An ice-breaking LNG carrier is nearing its destination after a return trip voyage through tough ice conditions in the eastern part of the Northern Sea Route (NSR).

The 172,600-cbm Boris Vilkitsky (built 2017) left Novatek’s Yamal LNG plant with a cargo on 8 December and sailed via the NSR to China.

The Dynagas-owned, Yamal Trade-chartered vessel delivered its shipment to the Tianjin LNG terminal on 29 December and immediately set out on the return trip.

Arctic weather watchers said harsh winter conditions kicked in later this year along the NSR route.

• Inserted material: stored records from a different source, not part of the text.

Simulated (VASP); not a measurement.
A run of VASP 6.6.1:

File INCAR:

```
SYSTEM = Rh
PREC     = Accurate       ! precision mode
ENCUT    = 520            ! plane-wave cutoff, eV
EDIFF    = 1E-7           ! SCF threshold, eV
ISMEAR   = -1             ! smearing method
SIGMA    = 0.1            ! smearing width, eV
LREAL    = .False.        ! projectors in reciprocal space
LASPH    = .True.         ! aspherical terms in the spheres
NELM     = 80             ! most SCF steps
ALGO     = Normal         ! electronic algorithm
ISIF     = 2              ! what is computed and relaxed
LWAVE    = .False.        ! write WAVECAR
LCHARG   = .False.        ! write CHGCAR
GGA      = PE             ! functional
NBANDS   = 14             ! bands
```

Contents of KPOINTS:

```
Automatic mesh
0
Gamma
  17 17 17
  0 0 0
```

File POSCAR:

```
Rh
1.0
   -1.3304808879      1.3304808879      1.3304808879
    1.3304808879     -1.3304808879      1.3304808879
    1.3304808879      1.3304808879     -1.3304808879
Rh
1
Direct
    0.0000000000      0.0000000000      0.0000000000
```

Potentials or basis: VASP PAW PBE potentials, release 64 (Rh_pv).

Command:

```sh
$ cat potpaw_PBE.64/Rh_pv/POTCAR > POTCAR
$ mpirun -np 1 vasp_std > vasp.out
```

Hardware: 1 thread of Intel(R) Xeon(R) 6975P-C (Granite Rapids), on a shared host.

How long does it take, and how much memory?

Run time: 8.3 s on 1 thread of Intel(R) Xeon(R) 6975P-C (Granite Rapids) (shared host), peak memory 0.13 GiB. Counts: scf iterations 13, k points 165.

Ship data trackers said Rosatom-controlled Atomflot FSUE’s lead nuclear-powered ice breaker Arktika (built 2020) sailed east to meet the LNG carrier.

One described the LNG carrier as “struggling” mid-way through the East Siberian Sea where accumulations of multi-year ice have built up.

Once it met with Arktika, it sped up cutting through two-metre ice at 3 knots following in the wake of the ice-breaker through the Leptev Sea.

The Arc7 LNG carrier is currently in the Kara Sea and looks set to arrive back at the Yamal LNG plant shortly.

This is not the first time Russia has sent LNG cargoes through the NSR in January. But shipping Yamal cargoes eastbound ties up scarce ice-breaker capacity when ice conditions get tough.

This first generation of 15 Arc7 LNG carriers were designed with ice-breaking bows that can cut through ice of up to 2.1 metres thickness.

Russia wants to open up the NSR for shipping to year-round shipping and the warming climate is changing ice conditions in the region.

The Russian meteorological service declared 2022 as the second warmest year on record for the country and US data shows that the average Arctic sea ice extent for December 2022 was 11.92 million square kilometres — the seventh lowest for that month.

But the next two specialised LNG carriers which have recently loaded at Yamal look set to avoid the tougher ice conditions to the east and are set to take the westbound route.

The 172,600 Fedor Litke (built 2017) and sistership Rudolf Samoylovich (built 2018), are signalling voyages to France’s Montoir LNG terminal and Zeebrugge LNG in Belgium.

Europe is continuing to import Russian LNG while simultaneously moving away from other products and being cut off from pipeline gas.

In 2022 some 34m tonnes of cargo was shipped along the Arctic sea route, almost 1 mt more than in the previous year. Of the total LNG and condensate accounted for the bulk of the shipments or 20.5 mt.

Russia has previously stated its ambitions to increase total NSR traffic to 80 mt by 2024 and 110 mt by 2030.